Mayor Stephanie Rawlings-Blake has vowed to preserve the facade of the Read’s Drug Store on downtown’s west side and commemorate its role in the civil rights movement, but the city-owned building won’t get preservation love for many more months.
Most of the roof has collapsed and the floor joists have rotted from widespread moisture damage. Contractors aren’t expected, however, to install a temporary rubber “membrane” to seal the roof until late spring or, more likely, summer.
That’s because the work is being done under a standard city contract. This process requires months to prepare the contract, advertise for bids and slowly wind its way to the Board of Estimates for approval.
(UPDATE: Getting a roof on Read’s is going to be slower than we thought. Alfred H. Foxx, city director of public works, and an aide told us today that bid contracts typically take nine months to be processed and awarded. The Read’s bid is scheduled to be advertised next month, which would push back the roof contract’s approval by the BOE to fall 2012.)
Right now, the building smells. The musty odor of mold wafts out of a gap where swollen plywood boards cover the first-floor window and a former entrance on Howard Street.
Bricks in some places are water-stained with rusty orange streaks. At least three of the upper-story windows were found hanging open on a recent frosty January day.
The mold smell is not surprising considering the assessment in a recent engineering consultant’s report that 80% of the building’s roof has failed.
All of the wood-framed floor levels, from the mezzanine to top floor, have caved in and are otherwise damaged by “long-term exposure to the elements,” the report said.
The interior is so hazardous that the consultant was not given access to the inside. Instead, his evaluation was based on photographs and a visual inspection of the building’s exterior.
No “Imminent Danger”
Despite such damage, the Commission for Historical and Architectural Preservation (CHAP) was told last month that the structure was not in imminent danger of collapse because its outer brick walls “appear to be in fair condition” and its steel-beam framing is “in fair to good condition and stable.”
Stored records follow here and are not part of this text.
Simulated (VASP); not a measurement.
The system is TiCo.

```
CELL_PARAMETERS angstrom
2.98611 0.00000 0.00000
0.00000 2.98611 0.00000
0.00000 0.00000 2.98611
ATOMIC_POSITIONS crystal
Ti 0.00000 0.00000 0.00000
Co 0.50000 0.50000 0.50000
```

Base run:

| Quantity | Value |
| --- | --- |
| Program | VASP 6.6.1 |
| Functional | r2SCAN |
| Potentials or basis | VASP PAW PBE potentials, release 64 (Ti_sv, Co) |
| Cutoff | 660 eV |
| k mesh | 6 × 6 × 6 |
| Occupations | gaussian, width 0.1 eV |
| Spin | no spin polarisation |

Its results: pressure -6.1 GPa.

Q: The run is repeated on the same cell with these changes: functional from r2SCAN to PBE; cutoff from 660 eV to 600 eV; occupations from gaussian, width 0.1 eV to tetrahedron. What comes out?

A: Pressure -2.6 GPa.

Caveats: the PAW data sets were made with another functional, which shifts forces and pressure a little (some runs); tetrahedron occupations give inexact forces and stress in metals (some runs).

“We don’t want the building to fall down,” CHAP commissioner Robert C. Embry warned officials from the Baltimore Development Corp. (BDC), which manages the site for the city.
Larry Gibson, another member of the preservation panel who spoke at the meeting, described the current state of the building as “an absolute, complete case of demolition by neglect.”
Lexington Street “Virtually Abandoned”
Tyler Gearhart, executive director of Preservation Maryland, said stabilization “should be done immediately” by the city rather than letting the building deteriorate through another winter.
Read’s is part of the so-called “Superblock” where a city-backed $150 million apartment-retail project has been the subject of legal disputes for the last six years. In his presentation to the panel, M.J. “Jay” Brodie, president of the BDC, blamed the lawsuits for tying the city’s hands.
Gearhart disagreed, saying the city is using the lawsuits as a cover to disguise its own mismanagement of the site.
“The city condemned and acquired Read’s and other historic buildings in the Superblock, leaving them vacant and Lexington Street virtually abandoned,” Gearhart said yesterday.
“Regrettably, the selected developer has yet to produce a viable plan and the block continues to be demolished by neglect.”
At its last meeting, the Board of Estimates unanimously approved extending the city’s land disposition agreement with Lexington Square Partners, Superblock’s developers, from Dec. 31, 2011 to April 30, 2012.
Preservation and Civil Rights Battles
Read’s has also been the subject of controversy because of its unique social history. A 1955 sit-in by Morgan State students eventually forced the drugstore chain to desegregate its lunch counters.
The demonstration is considered one of the earliest national examples of a peaceful civil rights sit-in and a seminal moment for Baltimore’s black community.
The developer’s original plan to demolish the building brought protests by some of the original participants in the action, as well as students and others.
Last May, Rawlings-Blake brokered a plan by which the two outer walls of the building would be preserved (except for the ground floor, which would be redesigned to meet shopping-mall-type display standards).
The proposal was approved by CHAP, but not without vocal opposition by preservationists like Gearhart, who said it violated a 2001 agreement between the city and Maryland Historical Trust, and Helena Hicks, a CHAP commissioner who participated in the 1955 sit-in.
In November, the mayor appointed a committee of religious leaders, academics and others to develop a plan for commemorating the sit-in.
The absence of civil rights activists on the committee prompted criticism by Hicks and others that their proposals for honoring the site were being ignored.
The committee’s report was handed over to the Mayor on Dec. 6. The Brew has repeatedly requested a copy of the report, but it has not been released or publicly discussed by the mayor or her staff.